The 80’s were a weird and wonderful bit of our timeline when it came to gaming and the intense culture spike we saw from it…
While games were delegated to arcades and early consoles in the beginning of the 80’s, Saturday morning cartoons had been around for decades. Pac-Man found mainstream with young kids then.
Back in 1980, Namco (now Bandai-Namco) released an arcade cabinet called Pac-Man into the steadily burgeoning video game atmosphere of the late 70’s. While arcades were already cropping up everywhere with a few games having limited success, Pac-Man’s simplistic puzzle-like gameplay had people setting quarters down and lining up to get more of it. Upon the release of home consoles, Pac-Man grew even bigger to the point that Namco decided to hook up with Hanna-Barbera animation studios to get a cartoon out to the current young culture. Citing the boom of Pac-Man merchandise geared towards young kids, Hanna-Barbera saw this as a slam dunk and got to work on a cartoon that would debut in 1982 and continue on for 42 episodes and 2 holiday specials.

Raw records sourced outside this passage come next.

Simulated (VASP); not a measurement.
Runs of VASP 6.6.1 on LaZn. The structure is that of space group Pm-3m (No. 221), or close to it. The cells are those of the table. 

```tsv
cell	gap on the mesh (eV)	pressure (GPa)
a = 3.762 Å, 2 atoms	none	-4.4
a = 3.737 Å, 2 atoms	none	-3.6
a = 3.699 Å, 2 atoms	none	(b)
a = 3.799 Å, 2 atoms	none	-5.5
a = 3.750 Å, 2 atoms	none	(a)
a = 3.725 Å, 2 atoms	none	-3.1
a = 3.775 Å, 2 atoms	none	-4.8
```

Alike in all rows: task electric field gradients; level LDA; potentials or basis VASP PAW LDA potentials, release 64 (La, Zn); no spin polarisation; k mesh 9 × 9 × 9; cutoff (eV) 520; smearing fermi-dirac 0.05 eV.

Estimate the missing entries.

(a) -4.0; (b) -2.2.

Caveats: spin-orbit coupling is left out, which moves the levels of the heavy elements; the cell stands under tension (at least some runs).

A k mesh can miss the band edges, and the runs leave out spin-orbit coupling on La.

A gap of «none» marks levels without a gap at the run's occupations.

Yes, there are 42 episodes of a Pac-Man cartoon out there; the handful of folks I spoke to about it were like “There was?!,” which turned into an animation history lesson. How did so many people forget?
Pac-Man as a cartoon show was a completely different and confusing entity compared to the character we know in the games. This yellow dot that ate smaller dots until antagonized enough by ghosts to devour them whole? Yeah, they gave him a backstory, a family and a villain character. Heck, sometimes the ghosts weren’t even all that bad! Just little henchmen to a larger peculiar super-villain type along the lines of Inspector Gadget’s Dr. Claw. This villain, mind you, was named Mezmaron and had a real Gargamel from The Smurfs vibe.
Despite this peculiar villain, Pac-Man had a lot to protect in this era. He had a wife, a child and a couple of pets that he was obviously quite fond of and so was Mezmaron. Oh, did I mention that Peter Cullen, the incredible voice actor behind Optimus Prime from The Transformers also did a voice in Pac-Man? “Hey, Candice! What voice did Peter Cullen do? Was it Pac-Man? Mezmaron the bad guy? I bet it was him!” you may ask. I’d have to squint my eyes and lean in, cupping my hand to the side of my mouth as I respond: “No, my friend. Peter Cullen voiced Sour Puss. You know, Pac-Man’s pet cat.” And that’s when you’d probably question everything you ever knew. Sorry about that.
The show wasn’t really reinventing any wheels, as it was standard Saturday morning stuff for its time. Pac-Man had a strangely placed 80’s stereotypical New York accent in some places that would wildly change between that and Bostonian. Appearing to lean on Popeye‘s sensibilities, Pac-Man gained super strength by eating pellets and those ghosts were mighty antagonistic until those pellets came out. The ghosts were not really making huge efforts to be the worst enemies and you’d often find them engaging in slight harassment before worse came along. Then, those ghosts would just sad-face and beat it out of the story for the most part. Sometimes the story revolved around Pac-Man finding out about some plot Mezmaron was up to, with the ghosts trying to beat Pac-Man to the drama first to act as guard-dogs. Ever wanting to please Mezmaron for some strange reason, the ghosts would act like simpering little pout-monsters, making them almost sympathetic.
Listen, the cartoon was peculiar at best but for the 80’s, a time we were obsessed with this game, it just made sense. As a toddler, I watched this show and had so much Pac-Man merchandise that you’d think a two year old REALLY cared! It was the iconography of Pac-Man that made him so accessible to children, teenagers and adults alike. It was a simplistic concept that could easily be given a thousand iterations of every item and clothing piece imaginable. Get that money, honey! If your game is a smash hit, then why not make yourself a Saturday morning cartoon? Why not pump out lunchboxes and kids toys? I say good on them.